Thursday, June 4, 2009

Form and Function: Minicomics from Blaise Larmee, Kenan Rubenstein & Dina Kelberman

Rob reviews three unusually formatted mini-comics. Included are IMPORTANT COMICS, by Dina L Kelberman, WIG-WAM by Blaise Larmee, and TICK, PROLOGUE and ON THE BEACH by Kenan Rubenstein.

WIG-WAM, by Blaise Larmee. Larmee is one of the more interesting artists who works primarily in abstract comics. This is a somewhat vaguely defined branch of art comics, given that sometimes it means a narrative told without the use of concrete figures, sometimes a comics story where the panel to panel transitions seem unconnected, sometimes a series of collages, and sometimes a comic with an emotional story arc rather than a concrete one. WIG-WAM is about as DIY as it gets, with the cover a folded-over sheet torn from a sketchbook and silkscreened. Larmee's main subjects of interest are children: their gestures, their interactions, and their secrets as they explore the world of their homes. The most interesting thing about this comic is Larmee's point of view as an artist with relation to the children. In the scenes where we see the children at play, walking, or in silent thought, the reader sees large, vividly colored images. In scenes where he depicts children exploring their secrets, the text and drawings become tiny and simplified; he's not really privy to these secrets. Naturally, the secrets revolve around sexuality, especially as it relates to identity. This comic is less a coherent statement than a series of loosely-related images that coalesce around a few simple ideas. What I like most about it is that it gets at the feeling of childhood mystery, a feeling that is never resolved as a child and never again accessed as an adult.
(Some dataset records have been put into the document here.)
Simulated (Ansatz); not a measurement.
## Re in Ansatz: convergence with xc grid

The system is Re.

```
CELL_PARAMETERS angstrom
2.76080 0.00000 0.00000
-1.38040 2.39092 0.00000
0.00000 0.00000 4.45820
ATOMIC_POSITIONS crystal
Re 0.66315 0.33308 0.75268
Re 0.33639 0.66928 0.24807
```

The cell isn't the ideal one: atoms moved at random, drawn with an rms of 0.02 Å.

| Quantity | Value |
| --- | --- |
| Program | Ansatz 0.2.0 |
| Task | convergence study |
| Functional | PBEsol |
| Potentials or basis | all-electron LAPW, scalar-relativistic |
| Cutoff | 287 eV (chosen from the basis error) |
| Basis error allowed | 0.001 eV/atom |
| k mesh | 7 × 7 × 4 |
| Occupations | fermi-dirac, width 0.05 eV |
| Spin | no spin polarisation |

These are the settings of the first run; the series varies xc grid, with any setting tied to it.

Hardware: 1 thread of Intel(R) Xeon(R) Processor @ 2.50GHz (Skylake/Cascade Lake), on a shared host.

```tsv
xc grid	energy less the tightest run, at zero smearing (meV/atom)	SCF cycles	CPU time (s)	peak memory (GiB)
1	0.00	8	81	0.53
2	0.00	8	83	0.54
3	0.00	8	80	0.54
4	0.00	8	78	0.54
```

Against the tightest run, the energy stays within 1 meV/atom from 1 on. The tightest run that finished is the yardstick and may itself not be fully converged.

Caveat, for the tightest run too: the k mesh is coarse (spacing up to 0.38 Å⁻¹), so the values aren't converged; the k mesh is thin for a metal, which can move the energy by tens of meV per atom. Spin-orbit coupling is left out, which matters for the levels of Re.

IMPORTANT COMICS, by Dina Kelberman. Kelberman works in a number of different media, with comics as the seeming repository for her most spontaneous work. IMPORTANT COMICS is a collection of her ephemeral, stick-figure minimalist comics. I'm fascinated by the way she uses color in her comics. It's rarely there to define space or push a narrative; often, it seems to interrupt narrative with random blotches or swaths of color completely sweeping over a panel. Like everything else in this collection, it serves to keep the reader off-balance. Despite the crude and simple nature of the artwork, Kelberman is clearly fascinated by the formal qualities of comics. Strips where her main two characters (a cylindrical triangle character and a bean-like character) "talk" with word balloons completely filled with color and no words get at this idea. Characters pour out of panels, panels are placed at weird angles in connection to each other, and in general form & function blur into each other.

This particularly plays out in the way Kelberman employs text: sometimes it's a scrawl, sometimes it's precise, and often it's part of the art itself. This is less immersive than taking an aspect of Chris Ware's work (his interjection of text occasionally dominating image) and running with it in an entirely different direction. The reader gets a big clue as to what Kelberman's doing when she reveals that she wishes she was synaesthetic. This comic is meant to be looked at as much as it is read, and the way word and image blurs mimics this desire to simulate the experience of different senses blurring in one's perception. While this collection was carefully constructed, with images juxtaposed with obvious intentionality, it also seems clear that the original images were entirely spontaneous.

It also helps that the book is very funny. Kelberman lampoons her own ambitions by printing an index in the back that refer to the text captions on each page from "jurassic park rehearsal" to "shaddap". Most of the strips are small observations, arguments, non-sequiturs, jokes and bits of absurdism (like a pair of shorts and socks being mean to a t-shirt). While it seems clear that part of the original effect of reading her comics is a visceral one, with tiny pages, she manages to keep that "what-is-this?" feeling up on page after page. Even as the reader settles into Kelberman's technique and style, she still manages to surprise and delight on every page.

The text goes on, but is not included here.